Fitting polynomial curve

eryksun () eryksun at gmail.com
Fri Mar 18 05:42:05 EDT 2011


On 3/17/2011 1:42 AM, Astan Chee wrote:
>
> I have 2 points in 3D space and a bunch of points in-between them. I'm
> trying to fit a polynomial curve on it. Currently I'm looking through
> numpy but I don't think the function exists to fit a function like this:
> y = ax**4 + bx**3 + cx**2 + dx + e

You can use np.polyfit, which uses np.linalg.lstsq. 

For a degree M-1 polynomial and K samples such that K > M, this is an over-determined least squares problem:

t = [t1, t2, ..., tk]   # K sample times
Y.shape == (K, N)       # data samples Y in R_N

# design matrix X
# you don't have to calculate this since polyfit does it
# for you internally with vander(t, M)
X = [[x**m for m in range(M-1,-1,-1)] for x in t]
X.shape == (K, M)

# unknown coefficient matrix B
B.shape == (M, N)  

Y =~ dot(X, B) 

Use polyfit to form the least squares solution. For example, a 4th order fit:

B = np.polyfit(t, Y, 4)

# or for more information
B, r, rankX, sX, rcond = np.polyfit(t, Y, 4, full=True)

where r is the vector of residuals; rankX and sX are the rank and singular values of the Van der Monde matrix; and rcond was used to threshold the singular values.

Interpolation: 

t2 = np.linspace(t[0], t[-1], len(t)*1000)

Y2 = np.dot(np.vander(t2, M), B)
or 
Y2 = np.polyval(B, t2[:, newaxis])

polyval uses Horner's method, which calculates the following:

t = t2[:, newaxis]
y = zeros_like(t)

for i in range(len(B)):
    y = y * t + B[i]
return y

y is initially a length len(t) column vector of zeros and B[0] is a length N row vector, so the first iteration just tiles B[0] in a len(t) by N matrix. Otherwise it's a normal Horner evaluation.
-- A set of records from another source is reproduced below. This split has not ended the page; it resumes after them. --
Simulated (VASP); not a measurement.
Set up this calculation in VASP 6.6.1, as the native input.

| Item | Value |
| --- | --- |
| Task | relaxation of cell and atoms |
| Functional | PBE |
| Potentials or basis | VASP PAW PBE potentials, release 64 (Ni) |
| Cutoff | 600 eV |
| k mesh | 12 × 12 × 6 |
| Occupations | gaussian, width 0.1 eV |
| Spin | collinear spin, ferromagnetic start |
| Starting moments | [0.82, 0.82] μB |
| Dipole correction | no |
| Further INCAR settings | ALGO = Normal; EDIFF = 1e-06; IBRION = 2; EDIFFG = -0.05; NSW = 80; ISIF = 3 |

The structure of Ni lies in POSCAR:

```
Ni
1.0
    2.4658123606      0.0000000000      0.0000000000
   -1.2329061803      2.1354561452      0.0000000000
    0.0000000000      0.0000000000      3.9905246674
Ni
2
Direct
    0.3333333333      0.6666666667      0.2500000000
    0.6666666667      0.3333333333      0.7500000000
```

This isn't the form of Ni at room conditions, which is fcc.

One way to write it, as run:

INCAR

Other than minimizing the residuals, you can examine the fit visually with a simple matplotlib plot:

from mpl_toolkits.mplot3d import Axes3D
import matplotlib.pyplot as plt
fig = plt.figure()
ax = fig.gca(projection='3d')
ax.plot(*Y2.T)
ax.plot(*Y.T, marker='.', markerfacecolor='r')

Or you could create three 2D plots of (t2, Y2[:,i]) and (t, Y[:,i]).